In an original draft of a patent application we have, the background contained a reference to a prior art by its patent number and a description of the prior art, and the first drawing is a drawing of the prior art. When the application was submitted, the patent number and the drawing were removed, but a description of the prior art remained.

When I asked the patent agent, she said that the patent examiner would customarily do OA on the prior art, and the omission was done to avoid that.

To me, that sounded ridiculous. The omission makes the background section fairly hard to understand. If the application is ambiguous or hard to comprehend, wouldn't that invite more OAs?

My opinion is that the background section should be short, easy to understand, very clear on the difference between the invention and prior art, and clearly call out the importance (benefits) of that difference.

So, is there any benefit to completely omitting drawing and patent number of prior art?

  • I think (but I'm not certain) that this is a duplicate of Citing art in body of application?.
    – Maca
    Commented Feb 19, 2016 at 9:36
  • I read the answer of the question, and I agreed that there is no need to elaborate on prior art more than what's necessary. My question is if there is any benefit to complete omission of patent number and drawing of prior art.
    – daniel
    Commented Feb 19, 2016 at 13:54

2 Answers 2


My answer to the question is No.

In my opinion, if there is a clear difference and contribution over the prior art that makes you invention new and inventive your patent is much better and clearer if the relevant prior art is present.

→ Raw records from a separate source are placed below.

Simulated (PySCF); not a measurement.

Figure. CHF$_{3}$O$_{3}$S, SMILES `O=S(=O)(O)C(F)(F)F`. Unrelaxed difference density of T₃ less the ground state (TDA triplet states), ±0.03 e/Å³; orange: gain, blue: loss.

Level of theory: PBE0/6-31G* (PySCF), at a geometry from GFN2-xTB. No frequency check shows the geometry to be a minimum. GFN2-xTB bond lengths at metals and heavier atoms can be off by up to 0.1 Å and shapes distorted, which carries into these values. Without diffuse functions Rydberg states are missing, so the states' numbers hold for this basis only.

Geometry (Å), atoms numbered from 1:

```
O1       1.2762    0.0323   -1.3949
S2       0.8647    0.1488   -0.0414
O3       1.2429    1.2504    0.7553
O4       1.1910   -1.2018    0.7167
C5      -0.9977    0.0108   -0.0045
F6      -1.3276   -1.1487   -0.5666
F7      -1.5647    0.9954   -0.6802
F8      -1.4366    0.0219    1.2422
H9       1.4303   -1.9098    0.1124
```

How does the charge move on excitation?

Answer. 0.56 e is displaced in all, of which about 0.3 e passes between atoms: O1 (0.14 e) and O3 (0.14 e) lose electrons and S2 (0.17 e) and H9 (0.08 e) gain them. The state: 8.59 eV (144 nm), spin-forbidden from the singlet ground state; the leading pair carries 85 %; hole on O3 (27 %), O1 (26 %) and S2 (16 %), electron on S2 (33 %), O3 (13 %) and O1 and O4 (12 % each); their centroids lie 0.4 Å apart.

If your attorney wants to avoid the discussion of said prior art to get a broader scope in the granted patent this could lead to issues later if the validity of your patent is challenged.

Indeed the cited prior art will make the v search of the patent examiner better, because he has a good starting point.

Good luck with your application!


I agree with zip's answer on the whole, and I would probably take the approach they recommend. However, it occurred to me that you asked if there was any benefit to omitting the patent number. Which I think the answer is yes, for two reasons.

Speed and cost of prosecution

Your patent agent is probably right, in that mentioning a specific document in your application will cause the examiner to consider it. Even if the examiner doesn't cite it directly, the document may lead the examiner towards a tranche of related documents (by the same authors, for example) which might have otherwise remained unfound. Some of these might then be cited against your invention, and may prevent you getting a granted patent, or at least delay prosecution (and increase costs).

In theory, you would want a patent to be actually novel and non-obvious over any given prior art. However, in practice, sometimes you just want a granted patent as cheaply as possible. Because even an invalid granted patent has value (in that it can deter competitors). So avoiding the reference to a patent can speed up prosecution and reduce prosecution cost, at the risk of having less knowledge about the patent's validity.


In some territories (such as the US), damages for patent infringement are linked to whether the infringer knows about the patent. It can therefore be beneficial to disclaim any knowledge of a patent if there is any potential infringement. If you have a patent application which expressly refers to that patent, it would be quite difficult to argue that you didn't know about that patent.

  • Thanks for the comment. Regarding the first point, could omission also lead to delay? For me, it's frustrating reading patents that do not clearly define the difference with/improvement over prior art. Are there cases where the examiners reject application due to lack of description of the patent background?
    – daniel
    Commented Mar 1, 2016 at 1:42
  • I've never known of delay from omitting a reference to relevant prior art. The examiner will just do a search from first principles. It may make the examiner's (and reader's) job harder, but that's not a problem for the applicant. In addition, I don't know of any jurisdiction where there can be a rejection based on omitting prior art references. The US has information disclosure requirements, but they don't form part of the specification. In Europe, the description has to be amended to refer to cited documents, though this is done during prosecution.